<i>Sea border issue fails to grab govt focus </i>
Bangladesh made negligible progress in delimiting its maritime boundary even though it took the initiative in 2004.
While the Bay of Bengal became the focus for oil and gas exploration by India and Myanmar, Bangladesh's move to mark its maritime boundary has so far been limited to "plans" to take expert help from the US, the UK and Australia for the job.
In 2004, the foreign ministry formed a committee with members from Petrobangla, Geological Survey of Bangladesh, the Navy, Spaarso, Inland Water Transport Authority and Surveyor of Bangladesh.
The purpose of this committee was to recommend how to mark the deep-sea territory fulfilling requirements of the UN and as per the law of the sea. However, the committee became dysfunctional within a year, while its foreign ministry members were busy making foreign trips.
All the while, both India and Myanmar are exploring oil and gas prospects in the Bay close to Bangladesh and sometimes even entering areas which could belong to Bangladesh. Myanmar discovered seven trillion cubic feet of gas in 2006 close to Bangladesh waters while India discovered 100 trillion cubic feet of gas and two billion barrels of oil.
On the other hand, Bangladesh is now in the process of awarding several deep-sea blocks and a shallow water block to two foreign oil companies amid protests from members of the committee to protect oil and gas resources.
The bidding process held in May also drew protest from India and Myanmar in June saying that Bangladesh's bid area overlaps their maritime regions.
Geologists believe that the Bangladeshi territory in the Bay holds the biggest oil and gas prospect.
Foreign ministry sources say that they believe the country is now exposed to a regional oil and gas politics it had never faced before. "This situation might prevail till the maritime boundary is fixed in 2011," said an official.
The Indian press reports that two main basins in the Bay--Krishna-Godavari and Mahanadi--have shown a potential of nearly 18 billion barrels of oil equivalent gas in place. While official sources quote a figure of 100 trillion cubic feet of gas reserves in the region, unofficial estimates peg the reserves at 200 trillion cubic feet of gas.
In such a context, expert delegations of Bangladesh and with India held a three-day meeting after a gap of 28 years to settle unresolved maritime boundary issues. But this talk ended fruitlessly as it hovered around discussing boundary in South Talpatty, an island still in formation, in the south-western part of the country.

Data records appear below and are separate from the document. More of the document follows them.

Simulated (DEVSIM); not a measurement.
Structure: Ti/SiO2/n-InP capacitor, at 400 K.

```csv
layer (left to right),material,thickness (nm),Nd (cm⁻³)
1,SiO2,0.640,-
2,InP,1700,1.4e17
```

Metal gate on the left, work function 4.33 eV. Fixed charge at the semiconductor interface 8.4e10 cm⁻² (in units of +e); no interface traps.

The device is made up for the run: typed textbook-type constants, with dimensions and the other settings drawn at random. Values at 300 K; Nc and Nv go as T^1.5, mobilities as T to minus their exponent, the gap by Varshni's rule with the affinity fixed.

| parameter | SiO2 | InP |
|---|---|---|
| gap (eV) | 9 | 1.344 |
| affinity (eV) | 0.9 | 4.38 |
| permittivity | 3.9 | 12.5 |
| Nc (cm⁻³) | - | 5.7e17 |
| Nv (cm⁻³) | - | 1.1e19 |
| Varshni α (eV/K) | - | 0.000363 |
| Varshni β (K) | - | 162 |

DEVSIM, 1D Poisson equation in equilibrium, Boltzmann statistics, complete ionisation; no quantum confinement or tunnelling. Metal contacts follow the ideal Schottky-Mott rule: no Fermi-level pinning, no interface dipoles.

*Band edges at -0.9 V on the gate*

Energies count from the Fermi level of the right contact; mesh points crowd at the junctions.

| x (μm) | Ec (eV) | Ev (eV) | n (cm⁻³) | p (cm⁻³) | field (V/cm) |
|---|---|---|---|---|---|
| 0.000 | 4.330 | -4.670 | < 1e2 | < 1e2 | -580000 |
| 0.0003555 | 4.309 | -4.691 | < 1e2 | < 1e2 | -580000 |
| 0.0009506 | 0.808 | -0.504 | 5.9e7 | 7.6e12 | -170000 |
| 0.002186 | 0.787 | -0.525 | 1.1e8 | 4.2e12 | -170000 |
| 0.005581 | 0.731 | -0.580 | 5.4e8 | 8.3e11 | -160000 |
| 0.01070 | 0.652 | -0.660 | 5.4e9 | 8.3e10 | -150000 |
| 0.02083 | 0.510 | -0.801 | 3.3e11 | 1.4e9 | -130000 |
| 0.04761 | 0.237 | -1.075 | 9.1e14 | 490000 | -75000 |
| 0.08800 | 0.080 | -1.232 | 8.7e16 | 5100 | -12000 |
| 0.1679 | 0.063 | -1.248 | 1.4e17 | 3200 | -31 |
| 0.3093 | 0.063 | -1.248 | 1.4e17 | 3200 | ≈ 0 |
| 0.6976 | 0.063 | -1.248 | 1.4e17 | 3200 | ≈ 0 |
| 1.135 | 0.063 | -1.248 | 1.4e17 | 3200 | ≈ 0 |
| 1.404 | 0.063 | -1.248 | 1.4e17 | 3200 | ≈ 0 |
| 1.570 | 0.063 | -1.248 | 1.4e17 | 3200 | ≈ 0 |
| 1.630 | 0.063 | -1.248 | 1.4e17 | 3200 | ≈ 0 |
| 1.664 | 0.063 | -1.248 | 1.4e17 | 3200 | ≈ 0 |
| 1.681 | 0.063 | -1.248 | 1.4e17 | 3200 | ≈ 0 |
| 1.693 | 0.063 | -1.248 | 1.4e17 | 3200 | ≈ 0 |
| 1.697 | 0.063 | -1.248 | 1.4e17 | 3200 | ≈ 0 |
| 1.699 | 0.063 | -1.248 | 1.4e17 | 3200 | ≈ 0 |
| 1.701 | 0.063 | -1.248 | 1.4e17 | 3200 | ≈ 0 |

Foreign ministry held two rounds of talks in April and September with Myanmar and the discussions yielded "good results" regarding common usage of the Naf river and its estuary, official sources said.
But resolving the sea boundary issue is still long way down the road as Myanmar is asking for eco-distance system in East to West boundary while Bangladesh is asking to demarcate in equity basis North to South.
Bangladesh will hold maritime talks with Myanmar in mid-November and India later this month.
India and Myanmar need to finish the maritime demarcation with Bangladesh shortly as they are set to file their claim to the UN on June 29 and May 21 next year.
Under the UN Convention on the Law of the Sea (UNCLOS), Bangladesh also has to file its claim within July 27, 2011.
International law allows each country to have and enjoy 200 nautical miles from its coast to the sea. However, this is a tricky matter as the coasts of India and Bangladesh and Myanmar follow a curve, which implies overlapping of territory.
As per the international practices, in such a case, the neighbours should inform each other and reach a mutual understanding before exploring such areas.